Dowry and mehr now co-exist in Muslim marriages, the Court lamented
On December 15, the Supreme Court issued a series of general directions to address the social evil of dowry deaths. It also overturned an Allahabad High Court judgment that had acquitted a husband and his mother, notwithstanding the Trial Court’s finding that they had set a 20-year-old woman ablaze for not fulfilling their demands for a colour television, a motorcycle, and ₹15,000.
The order was passed by a Bench comprising Justice Sanjay Karol and Justice N.K. Singh. In a judgment authored by Justice Karol, the Court examined the historical roots of dowry, observing that it originated as a voluntary practice of gifting property to a daughter at the time of marriage for her personal use and financial security.
The judgment noted that over time, dowry evolved into an “institutionalised” practice and became closely linked with hypergamy—the custom of marrying into a socially or caste-higher family to maintain lineage. It further observed that cultural cross-fertilisation has led to the spread of dowry into the Muslim community, thereby weakening the protective function traditionally fulfilled by mehr.

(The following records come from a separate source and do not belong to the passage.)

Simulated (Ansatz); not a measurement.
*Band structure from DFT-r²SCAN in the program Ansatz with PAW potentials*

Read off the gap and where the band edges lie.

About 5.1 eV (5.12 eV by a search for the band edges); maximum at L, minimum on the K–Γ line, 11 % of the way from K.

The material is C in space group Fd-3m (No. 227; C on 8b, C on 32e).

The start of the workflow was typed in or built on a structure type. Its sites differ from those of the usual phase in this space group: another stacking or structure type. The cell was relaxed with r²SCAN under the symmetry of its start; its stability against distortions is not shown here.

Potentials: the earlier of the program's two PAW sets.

“This practice of marrying ‘higher up’ traces its origins to caste and kinship along with, to use a colloquial term, the ‘baggage of the samaj’ that comes with it. Since lineage is traced through the patriarchal line, the desire to marry daughters into equal or higher-status families ensured that their offspring retained or enhanced the family’s standing. Hypergamy thus became both a social strategy and a religiously sanctioned norm.”
Justice Karol observed that the practice was enforced most rigidly among upper castes, where daughters were “married up” into families of superior ritual or political standing, frequently necessitating large dowries as inducements. Over time, this cemented dowry as a deeply entrenched cultural norm within Hindu society.
“Over time, hypergamy was not just about varna but also about wealth, landholding, and political influence. Medieval royal families practiced hypergamy to forge alliances, and landed elites followed suit to consolidate power. By the early modern and colonial periods, hypergamy had become a widespread cultural pattern across many Hindu communities, entrenching the link between dowry and upward mobility.”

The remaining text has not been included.